Accepting my place on the vet course at the University of Nottingham was both exciting and terrifying. In doing so I and my husband were giving up everything we had known so far in our adult lives, good jobs, a house in Oxfordshire and a strong social group, to move us into the unknown. Unable to spare much time we could only afford to spend a week looking at houses to buy, finding a nursery for our son and a livery yard for my horses. If I could offer one piece of advice for anyone who wants to relocate and not send their stress levels through the roof – spend more than a week finding out about the area.
Being on the vet course has given me experiences and tools for life that I doubt I would have ever found otherwise. I have grown in confidence, met amazing people and we have even decided to settle permanently in the area. We put a lot of research into preparing ourselves for this endeavour and it has paid off. Don’t get me wrong, it hasn’t been a walk in the park, funding the course has been difficult but it led to me setting up my own business which has helped support us through the last few years. The hours have been long and my five year old son had his own ‘work’ and ‘revision’ that he liked to do while I was studying for exams. My husband and I have come out of the process tired, poorer and with rather more grey hairs than we had when we started but I wouldn’t change what we have been through. We are stronger and more of a unit than ever before and graduating in front of my family this summer with honours has made it all worthwhile.
So, I offer the following advice to anyone wanting to make a big career change:
Make sure it’s something you really want to do. If you can’t see yourself doing anything else then go for it. If you can then don’t. There are times where the whole process seems completely overwhelming. To get through them you have to really want your goal. Those who don’t make it are the ones who aren’t sure it’s truly what they want. If things seem too tough, remember why you’re doing this in the first place.
Prepare thoroughly. Find out what hoops you need to jump through to get on the course and jump through them. If you need to get further qualifications or improve the ones you already have then arrange for this to happen. If you are not willing or comfortable doing this then maybe that’s an indication that it isn’t the right career for you.

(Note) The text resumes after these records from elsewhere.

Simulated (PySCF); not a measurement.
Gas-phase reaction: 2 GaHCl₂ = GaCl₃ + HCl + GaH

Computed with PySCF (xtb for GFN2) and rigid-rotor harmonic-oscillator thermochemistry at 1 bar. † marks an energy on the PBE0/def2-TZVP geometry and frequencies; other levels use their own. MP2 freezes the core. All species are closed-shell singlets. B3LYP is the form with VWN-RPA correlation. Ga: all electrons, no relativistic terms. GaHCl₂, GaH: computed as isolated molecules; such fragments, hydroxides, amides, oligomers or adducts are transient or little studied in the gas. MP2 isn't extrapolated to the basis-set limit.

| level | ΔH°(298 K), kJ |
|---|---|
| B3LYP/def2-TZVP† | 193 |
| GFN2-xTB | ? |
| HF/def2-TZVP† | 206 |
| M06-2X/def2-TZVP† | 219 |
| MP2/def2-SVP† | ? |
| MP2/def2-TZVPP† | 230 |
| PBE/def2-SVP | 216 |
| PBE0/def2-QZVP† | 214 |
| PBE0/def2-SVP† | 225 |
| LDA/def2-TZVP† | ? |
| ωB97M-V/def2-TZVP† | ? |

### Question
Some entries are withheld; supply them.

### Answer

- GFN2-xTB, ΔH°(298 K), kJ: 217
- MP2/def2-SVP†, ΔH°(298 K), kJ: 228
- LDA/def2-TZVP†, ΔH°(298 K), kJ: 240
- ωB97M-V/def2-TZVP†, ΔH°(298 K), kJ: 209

Get your finances in order. A career change is generally not a cheap option. Whether it’s taking a pay cut while you work your way back up the ranks or becoming a full time student, investigate financial options in plenty of time and start saving. There’s nothing worse than not being able to finish a course because you can’t afford the tuition fees.
Brush up on your study skills. There are lots of brilliant resources available online and in book shops to help you study effectively. If you are older, it can feel as if your brain has to work harder to keep up. By revising how to revise and other useful skills you soon remember how to work.
Finally, enjoy it. Remember why you are doing it and who you are doing it for. You have chosen this path – enjoy the ride.